House of D

Bomb Rating: 

The main thematic image in writer/director/actor David Duchovny's film is of Tommy (Anton Yelchin) urinating on the cigarettes his mother (Tea Leoni) tosses in the toilet. This is some kind of game he apparently plays as we see several scenes of Tommy trying to drown the cigarette stubs. Let's remember here that Duchovny is an Ivy League grad, which proves once and for all that cinematic inspiration and an Ivy League education are about as closely related as Haley Joel Osment and heroin (at least for now).

But it gets better! Later on, after Mrs. Warshaw croaks, Tommy symbolizes his love for his mother's memory by rescuing some remaining cigarette butts out of the toilet with his hand and placing them gently in some toilet paper. You really have to wonder what was going through Duchovny's mind right there. It's like the antithesis of sentimental. What does Tommy do with those butts anyway, scrapbook them?

Duchovny as writer succumbs to virtually every bad stereotype known to storytelling. 13-year-old Tommy's best friend is a 40-ish retarded man named Pappass (Robin Williams). Pappass is one of Duchovny's two founts of wisdom in the movie. The other is a prostitute named Lady residing in a House of Detention in Tommy's neighborhood. She basically just yells out her second floor window and instructs Tommy on the proper ways to live, kind of like Oprah with attitude. Now, I'm not prejudiced against either retarded people or prostitutes, so yes, I grant you that if one traveled the world long enough, one could find a couple of these people whose wisdom rivaled that of history's finest philosophers. However, the fact that Tommy finds them in the same neighborhood seems to be stretching credulity just a tiny bit.

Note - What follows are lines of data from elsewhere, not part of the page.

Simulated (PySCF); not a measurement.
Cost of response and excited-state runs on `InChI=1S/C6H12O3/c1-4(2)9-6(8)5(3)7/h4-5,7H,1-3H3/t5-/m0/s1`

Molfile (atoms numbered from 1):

As Tom (David Duchovny) begins the flashback that will form the bulk of the movie, he spews some ridiculous drivel about how thirteen is the critical age for all boys because that's when they realize their potential as men, or something inane like that. It's the kind of line you'd expect to read in a short story by the junior high kid in the back of the class who always seems to have his finger up his nose. As far as I can tell, Duchovny better pray there's another X-Files movie because that's about the only chance he's ever going to get to recover from this fiasco.